I was awake in the early hours a few nights ago mulling over a memory that has always stuck with me and thinking about whether table top gaming will ever produce another, such memorable event.
The event I'm referring to was a small, impromptu tournament I took part in between my brothers, a friend of ours, his cousin, me and another person, who I can't recall (maybe it was just between 5 of us?). I was about 13 or 14 at the time and we were playing 2nd edition Warhammer 40k.
The reason I remember it so fondly is because we managed to fit in a round-robin tournament in an afternoon, we all kept the same forces between each game, no-one had any "beardy" armies (that I remember, anyway) and every game was fun! I borrowed some orks from our mate and I absolutely loved my small band of space orks, led by a mega-armoured boss and his squad of mega-armoured nobz.
I'm not sure if I won a single game, but the action and gameplay was so memorable it still stands as my fondest memory of table top gaming, which I've tried to replicate since with almost no success. Why is this?! We've had small, "fun" tournaments since but with later additions of Warhammer 40k and there was never that sense of meaningfulness or fun gameplay. It always seemed a bit dry and mathematical, with players getting annoyed at other peoples forces and accusations of armies being too good or under-powered.
Maybe the problem is that we were all older and couldn't help but design armies that we designed to win, and adults brains work differently to kids brains, so a lot of the magic I remember could be because I was young and naïve.

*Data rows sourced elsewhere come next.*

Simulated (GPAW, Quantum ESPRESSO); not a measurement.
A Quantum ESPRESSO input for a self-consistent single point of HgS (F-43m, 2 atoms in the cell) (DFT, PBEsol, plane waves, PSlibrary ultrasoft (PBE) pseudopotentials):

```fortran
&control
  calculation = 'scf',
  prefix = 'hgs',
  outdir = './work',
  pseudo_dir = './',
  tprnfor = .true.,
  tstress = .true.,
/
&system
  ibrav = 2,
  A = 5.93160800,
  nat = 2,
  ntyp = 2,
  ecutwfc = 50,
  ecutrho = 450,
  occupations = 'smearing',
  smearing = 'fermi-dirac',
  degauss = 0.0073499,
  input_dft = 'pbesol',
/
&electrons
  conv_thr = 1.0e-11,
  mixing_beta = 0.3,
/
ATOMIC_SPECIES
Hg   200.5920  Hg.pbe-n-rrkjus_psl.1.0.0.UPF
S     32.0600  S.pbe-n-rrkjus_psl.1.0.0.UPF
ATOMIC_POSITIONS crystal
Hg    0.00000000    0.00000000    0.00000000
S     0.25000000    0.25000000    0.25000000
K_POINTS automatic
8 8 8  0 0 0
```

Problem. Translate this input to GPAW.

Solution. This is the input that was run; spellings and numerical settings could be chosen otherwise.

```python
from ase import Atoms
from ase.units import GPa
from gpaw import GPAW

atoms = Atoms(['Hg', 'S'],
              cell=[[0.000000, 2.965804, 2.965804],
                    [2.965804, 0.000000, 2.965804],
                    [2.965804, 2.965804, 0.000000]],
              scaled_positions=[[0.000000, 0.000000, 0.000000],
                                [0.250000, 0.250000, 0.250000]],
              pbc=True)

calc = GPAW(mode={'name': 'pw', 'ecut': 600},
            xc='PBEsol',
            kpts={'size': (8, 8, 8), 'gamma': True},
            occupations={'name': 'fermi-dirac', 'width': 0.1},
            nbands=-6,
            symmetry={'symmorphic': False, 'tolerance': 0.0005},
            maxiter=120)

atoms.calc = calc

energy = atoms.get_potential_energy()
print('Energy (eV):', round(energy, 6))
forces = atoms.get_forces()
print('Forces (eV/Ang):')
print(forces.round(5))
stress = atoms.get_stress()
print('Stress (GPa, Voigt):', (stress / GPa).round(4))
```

I have had some great table top gaming experiences since. When my friends and I got hooked on playing 1000 point Warhammer Fantasy armies, we had great joy in the development of our heroes names and stories, and their small bands. I had a Dwarf hero by the name of Skalf Greybeard and his Grudgebearers; a friend of mine had a Imperial force under the command of the enigmatic Lucius von Brunhof (probably spelt that wrong...). We had rules over the army composition, so no-one could really make an all-dominating force. They were great games. But even they got dry eventually.
Maybe it was our unquestioning desire to play the "current" ruleset which killed the fun. Later editions of 40k and fantasy didn't seem to really help to re-invigorate our passion for the game and probably only helped to confuse some of us.
Well, that was what kept me up the other night, all these thoughts.
Maybe we should just play 2nd edition 40k again?